As stated, the library does not deal with any application protocol details but only knows the low-level Waltham protocol details - the understanding of a connection, and transfer of single messages (e.g. one remote-procedure call - although note that Waltham is asynchronous).
The Waltham library is low-level and direct transfer of structured data. Function name/ID is followed by a list of data items that can be simple integers or arrays or structured data, (which is just flattened to a byte array too). At the lowest basic level, Waltham primarily knows that it shall transfer a function ID, and buffer(s) of bytes of a particular size. Setup and teardown of the client-server connection is also handled by the Waltham library APIs.
Serialization and deserialization is done by functions provided by the code-generated files that are specific to the protocol. The generated code in turn uses macros that implement the serializing/deserializing. These macro implementation is provided by waltham source code (header file) but need not be part of the library as previously explained since the library only needs to be able to transfer the flattened data).
Documentation and usage
Documentation is short but highly technical and to the point. There is little superfluous information about the philosophy or context. The documentation feels as written for developers with extensive system programming/library development experience.
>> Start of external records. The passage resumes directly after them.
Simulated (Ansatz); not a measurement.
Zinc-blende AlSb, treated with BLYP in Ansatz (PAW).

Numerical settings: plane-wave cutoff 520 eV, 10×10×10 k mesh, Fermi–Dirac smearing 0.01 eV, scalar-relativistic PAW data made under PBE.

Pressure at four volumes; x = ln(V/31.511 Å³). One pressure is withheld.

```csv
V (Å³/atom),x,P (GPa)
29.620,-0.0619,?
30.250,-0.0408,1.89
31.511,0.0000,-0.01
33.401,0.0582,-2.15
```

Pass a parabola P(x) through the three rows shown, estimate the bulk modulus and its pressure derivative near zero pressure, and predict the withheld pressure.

Integrating Waltham requires UNIX/Posix system programming knowledge. Basic kernel API characteristics such as file descriptors, select/poll, timers, etc. is the language exposed to the users of the Waltham API. The consequence is a lot of flexibility, but with some technical hurdle to get started. For developers who are system library writers, everything should be familiar, whereas for others the code-style and usage is likely advanced and challenging.
By assuming an interface based on fundamental features like file descriptors, etc, Waltham does not assume much from the environment it is used. This should aid flexibility and portability, but I would say primarily to somewhat similar systems (UNIX/Posix). Operating-system concepts are somewhat exposed and there is no major abstraction layer included to place adaptions to, for example a non-POSIX operating system. That is clearly a design choice and is in line with Waltham's simple, direct and efficient implementation.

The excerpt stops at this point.